It’s pretty much guaranteed with every single one of my recipes that none of the resulting grub will ever be as tasty as mum’s version. My chicken soup is slowly getting there and I’ve upped my Spanakopita game since investing in a pastry brush (slash used my boyfriend’s old shaving brush); but I’ve still got a hell of a way to go.

Fish Pie is one of those dishes that, no matter how much I try, my homemade dinner will always taste a little off. Not off in a shit-your-pants way, just off in a; “it just doesn’t taste like it did at home”, kind of way. The unnerving feeling was even more pronounced the first time I dived into the dish after my year-long hiatus from fish pie (amongst most other foods). I skilfully dodged my childhood favourite for the entirety of my  illness, and as of a couple of months ago, was reluctant to reintroduce it into my repertoire of culinary experiences. Until, that is, I wasn’t the one cooking it.

Sitting down to dinner at mum’s, faced with a piping hot dish of creamy fish and buttery mash (two of my arch enemies, pre 2016), there was an undeniable weariness in the expression on my mother’s face. Even after all this time, there’s a silent terror that haunts the dinner table; a question which remains in the air like week-old rubbish. Will she eat it? Unlike many times before, when I’d avoid the potato topping as if it were arsenic and scrape off any trace of semi-skimmed milk from the chunks of fish, this time I did eat it. ALL of it.
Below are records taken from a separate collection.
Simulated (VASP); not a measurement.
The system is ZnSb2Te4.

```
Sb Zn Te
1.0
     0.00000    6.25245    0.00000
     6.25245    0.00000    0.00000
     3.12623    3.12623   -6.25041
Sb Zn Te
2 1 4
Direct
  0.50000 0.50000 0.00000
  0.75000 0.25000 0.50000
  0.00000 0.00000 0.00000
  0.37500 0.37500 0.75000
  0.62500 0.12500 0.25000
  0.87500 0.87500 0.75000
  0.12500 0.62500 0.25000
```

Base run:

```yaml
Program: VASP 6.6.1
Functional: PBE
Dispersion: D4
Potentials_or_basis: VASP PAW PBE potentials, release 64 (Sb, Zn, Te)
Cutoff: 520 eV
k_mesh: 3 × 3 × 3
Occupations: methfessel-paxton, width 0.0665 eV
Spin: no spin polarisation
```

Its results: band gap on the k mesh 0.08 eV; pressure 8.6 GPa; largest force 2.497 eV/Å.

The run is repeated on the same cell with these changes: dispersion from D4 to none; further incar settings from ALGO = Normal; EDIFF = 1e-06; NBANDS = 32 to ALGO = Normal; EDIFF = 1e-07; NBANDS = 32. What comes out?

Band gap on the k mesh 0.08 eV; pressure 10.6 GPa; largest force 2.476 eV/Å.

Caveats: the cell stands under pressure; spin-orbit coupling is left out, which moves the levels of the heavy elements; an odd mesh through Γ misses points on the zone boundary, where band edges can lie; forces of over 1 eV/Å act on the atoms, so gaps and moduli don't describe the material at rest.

Over the past few months I’ve developed my own, unique take on the British comfort food. Sometimes I even use TWO different types of potatoes. Like with many of the foods I rejected during my period of disordered eating, my carb-dodging meant that I missed out on a tragic amount of dinner-induced pleasure. It’s only after I consciously re-coupled with all foods that I realised going without ANY food for basically no reason at all was in no way worth it.  These days, my relationship with fish pie is far simpler. I cook it. I eat it. I enjoy it. I complain that it’s not as good as mum’s. Then the next week, I do it all over again.


  • 900g skinned fish (haddock, salmon,cod)
  • 350ml milk
  • Olive oil
  • 2 knobs of butter
  • 50g plain, white flour
  • 2 tbsp fresh parsley
  • 200g fresh or frozen prawns
  • 2 handfuls frozen peas
  • 4 leeks, washed and chopped roughly
  • 4 sweet potatoes (skin-on)
    250g carrots, peeled



Chop the sweet potatoes and carrots into chunks, drizzle with olive oil, season with salt and pepper and roast in the oven for 45 minutes at 170°C, until very soft.
Remove from the oven and carefully peel off the sweet potato skin (and discard). Sit to one side.
Heat the milk in a pan and add the fish, followed by the prawns.
Bring to a simmer and poach for 5 minutes or until just cooked. Take the fish and prawns out the pan using a slotted spoon and leave to one side, reserving the poaching milk.
In another pan, heat a small nob of butter for a minute, before stirring in the flour a little at a time. Then add the poaching milk and stir. Bring to the boil, season with salt and pepper and lower the heat.
Meanwhile, heat a little butter in a saucepan and add the leaks, cooking on a medium heat until a little brown. Add the frozen peas and keep on a low heat until the peas are tender and leeks have sweated and are soft.
Place fish, milky sauce and leeks into an ovenproof pie dish and mix.
Mash carrots and sweet potato well, adding a splash of milk or knob of butter for smoothness. If you like, blitz in a blender for lump-less mash.
Arrange mash on top of the fish mixture and put in the oven at 200°C for 30 minutes. You can also sprinkle some grated Parmesan on the top of the mash before cooking if you wish.